Here's a strange little bedtime story about one of my favorite films, and how life imitiates art imitates life.

As it happens, The Godfather was produced by Paramount Pictures. Paramount at this time was owned by Gulf + Western. The CEO of Gulf + Western was a man by the name of Charles Bludhorn. Reports are Bludhorn enjoyed trading fraudulent stocks with one Michele Sindona, head banker of the Roman Curia, and the brains behind the Vatican Bank. Moreover, Sindona was a member of p2, and a member of the Mafia. In 1972, the same year that The Godfather was being filmed, Bludhorn was slapped by the FEC for his trades with Sindona.

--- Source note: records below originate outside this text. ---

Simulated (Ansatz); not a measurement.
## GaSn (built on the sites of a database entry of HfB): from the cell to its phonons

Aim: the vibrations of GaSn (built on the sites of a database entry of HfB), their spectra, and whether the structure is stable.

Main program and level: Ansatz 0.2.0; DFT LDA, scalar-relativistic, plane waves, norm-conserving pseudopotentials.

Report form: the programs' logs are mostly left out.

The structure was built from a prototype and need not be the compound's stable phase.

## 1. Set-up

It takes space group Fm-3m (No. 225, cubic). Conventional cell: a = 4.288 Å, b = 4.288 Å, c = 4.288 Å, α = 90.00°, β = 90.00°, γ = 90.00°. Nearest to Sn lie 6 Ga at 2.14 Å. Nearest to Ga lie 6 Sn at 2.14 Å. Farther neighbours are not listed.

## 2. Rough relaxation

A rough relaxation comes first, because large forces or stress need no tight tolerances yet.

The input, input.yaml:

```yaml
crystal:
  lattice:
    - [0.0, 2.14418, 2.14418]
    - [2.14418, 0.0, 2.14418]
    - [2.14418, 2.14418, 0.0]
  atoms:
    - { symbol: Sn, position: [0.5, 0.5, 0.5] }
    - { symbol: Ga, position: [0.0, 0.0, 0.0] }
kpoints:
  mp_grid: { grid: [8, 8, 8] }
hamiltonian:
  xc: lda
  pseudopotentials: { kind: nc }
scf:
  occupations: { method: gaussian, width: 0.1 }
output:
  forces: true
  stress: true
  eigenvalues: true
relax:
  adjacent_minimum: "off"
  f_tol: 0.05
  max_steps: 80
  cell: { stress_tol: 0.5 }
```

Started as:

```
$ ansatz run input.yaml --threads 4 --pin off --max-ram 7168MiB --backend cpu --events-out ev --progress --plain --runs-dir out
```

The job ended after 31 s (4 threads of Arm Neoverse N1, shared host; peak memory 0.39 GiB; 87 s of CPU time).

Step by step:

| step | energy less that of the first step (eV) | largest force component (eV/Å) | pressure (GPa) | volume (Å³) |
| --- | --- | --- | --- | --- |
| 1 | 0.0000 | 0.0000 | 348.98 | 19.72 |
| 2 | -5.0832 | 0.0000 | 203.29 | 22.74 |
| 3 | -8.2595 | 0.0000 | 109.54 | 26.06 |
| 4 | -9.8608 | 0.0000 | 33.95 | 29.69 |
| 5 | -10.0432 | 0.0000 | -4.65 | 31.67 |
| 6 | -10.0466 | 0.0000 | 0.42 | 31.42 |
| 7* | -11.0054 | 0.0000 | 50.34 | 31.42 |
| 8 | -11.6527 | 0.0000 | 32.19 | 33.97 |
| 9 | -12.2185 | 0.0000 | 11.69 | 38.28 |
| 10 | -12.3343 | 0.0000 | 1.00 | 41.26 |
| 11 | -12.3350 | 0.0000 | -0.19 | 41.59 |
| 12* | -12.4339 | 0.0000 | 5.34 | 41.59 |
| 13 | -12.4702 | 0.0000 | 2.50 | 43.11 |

As it happens, part of the land where the film was being shot was owned by an Italian company named Immobiliare (meaning "biggest landlord") which had previously been owned by the Vatican, but sold by Sindona. Reportedly, Sindona kept an interest in Immobiliare, and when Paramount was filming The Godfather, some of this rent to Immobiliare went directly to Sindona.

And so, a film about the Mafia funneled money to the Mafia. Years later, in The Godfather Part III, Coppola would make a nod to this, by incorporating the Vatican banking scandal, Immobiliare, and the death (assassination?) of John Paul I into the script.